In early November, luxury automaker Bentley Motors found itself on the losing end of a battle against a small apparel company, Bentley Clothing. On November 1, 2019, the English High Court of Justice held that by making garments under the Bentley brand name, Bentley Motors was running afoul of Bentley Clothing’s right to exclusively manufacture and sell apparel using the Bentley name.


The battle between the Bentley clothing name has been ongoing for decades. Bentley Clothing, owned by Manchester-based Brandlogic, has been using the Bentley name in the United Kingdom for over 30 years, and has a registered trade mark in the UK in connection to clothing and accessories, specifically for “retail and wholesale services connected with the sale of vehicles and parts and accessories […]”.

In 1998, Brandlogic approached Bentley Motors to license the mark. However, Bentley Motors continued to sell clothing using the Bentley name without permission from Brandlogic. In fact, the company moved forward in attempting to invalidate the mark registered by Bentley Clothing without success.

Though Bentley Motors opposed Bentley Clothing’s trademark registration prior to it being registered with the United Kingdom Intellectual Property Office (UK IPO) in September 2015, the UK IPO trademark hearing officer was not persuaded that that the trademark application was confusingly similar to various trademark registrations that Bentley Motors maintained. Bentley Motors did not have a registration specific to garments, but claimed to use the mark “Bentley” in relation to clothing items for decades, though no evidence of this use was provided to the UK IPO.


One of the defences Bentley Motors’ relied on was that of honest concurrent use. This defence derived from the Court of Justice of the European Union decision Budejovický Budvar, národní podnik v Anheuser-Busch Inc (C-482/09) EU:C:2011:605; [2012] RPC 11. The case states at paragraph 85:

[T]he proprietor of an earlier trade mark cannot be held to have acquiesced in the long and well-established honest use, of which he has long been aware, by a third party of a later trade mark which is identical with that of the proprietor if that proprietor was not in any position to oppose that use.

Thus, a trade mark is infringing only if the “use of the sign in issue is liable to affect the functions of the mark”. Honest and concurrent use would not have or would not be liable to have an adverse impact of the foundational function of the trade mark, thus making it a defence to infringement.

Victoria Plum Ltd v Victorian Plumbing Ltd [2016] EWHC 2911 (Ch); [2017] FSR 1, further established various guiding principles with respect to the defence of honest concurrent use.

(i) Where two separate entities have co-existed for a long period, honestly using the same or closely similar names, the inevitable confusion that arises may have to be tolerated.

(ii) This will be the case where the trade mark serves to indicate the goods or services of either of those entities, as opposed to one of them alone. In those circumstances, the guarantee of origin of the claimant’s trade mark is not impaired by the defendant’s use, because the trade mark does not denote the claimant alone.

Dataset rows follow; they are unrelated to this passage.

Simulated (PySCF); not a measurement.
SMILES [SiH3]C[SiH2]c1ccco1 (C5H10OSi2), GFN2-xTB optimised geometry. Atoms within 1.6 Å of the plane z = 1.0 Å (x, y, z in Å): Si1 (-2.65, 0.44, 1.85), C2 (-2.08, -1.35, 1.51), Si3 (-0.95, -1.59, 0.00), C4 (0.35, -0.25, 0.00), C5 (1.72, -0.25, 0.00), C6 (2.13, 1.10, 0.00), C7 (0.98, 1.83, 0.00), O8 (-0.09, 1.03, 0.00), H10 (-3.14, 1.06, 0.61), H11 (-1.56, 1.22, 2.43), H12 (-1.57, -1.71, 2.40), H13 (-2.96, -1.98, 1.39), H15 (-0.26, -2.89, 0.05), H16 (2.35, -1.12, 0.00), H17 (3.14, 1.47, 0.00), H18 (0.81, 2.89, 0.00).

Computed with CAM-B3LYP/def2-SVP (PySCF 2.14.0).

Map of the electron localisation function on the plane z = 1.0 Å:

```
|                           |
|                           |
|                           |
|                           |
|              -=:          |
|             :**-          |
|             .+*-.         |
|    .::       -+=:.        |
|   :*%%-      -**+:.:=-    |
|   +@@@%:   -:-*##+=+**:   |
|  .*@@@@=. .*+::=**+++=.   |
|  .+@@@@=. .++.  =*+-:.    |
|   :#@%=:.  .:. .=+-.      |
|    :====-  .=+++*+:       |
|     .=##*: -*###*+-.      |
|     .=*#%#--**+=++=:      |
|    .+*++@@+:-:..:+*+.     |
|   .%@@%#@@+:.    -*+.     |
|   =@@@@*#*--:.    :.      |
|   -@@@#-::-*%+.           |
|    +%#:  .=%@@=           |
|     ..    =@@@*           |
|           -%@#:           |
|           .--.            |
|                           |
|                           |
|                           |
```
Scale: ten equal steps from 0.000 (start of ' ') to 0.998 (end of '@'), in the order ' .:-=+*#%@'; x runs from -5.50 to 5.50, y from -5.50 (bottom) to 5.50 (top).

(iii) However, the defendant must not take steps which exacerbate the level of confusion beyond that which is inevitable and so encroach upon the claimant’s goodwill.”

In using the Bentley combination sign with clothing, if Bentley Motors led that name to represent either Bentley Clothing or Bentley Motors and Bentley Motors has taken no steps to worsen the expected inevitable level of confusion, a defence of honest concurrent use may be available.


Upon assessing the history between the two companies and their use of the Bentley name in relation to clothing, the UK IPO trademark hearing officer concluded that Bentley Motors’ use of the Bentley name on clothing did not constitute honest concurrent use. Rather, it fell in line with the company’s strategy to misappropriate the goodwill of Bentley Clothing’s brand. The decision states:

“[…] a conscious decision to develop the use of ‘Bentley’ in relation to their range of clothing and headgear such as to increase the prominence of that sign, but only in incremental stages in the hope that no one stage would provoke a reaction from Bentley Clothing“.

If Bentley Motors does not win permission to appeal, the company could be required to destroy all “Bentley” branded clothing or transfer all “Bentley” branded apparel to Brandlogic.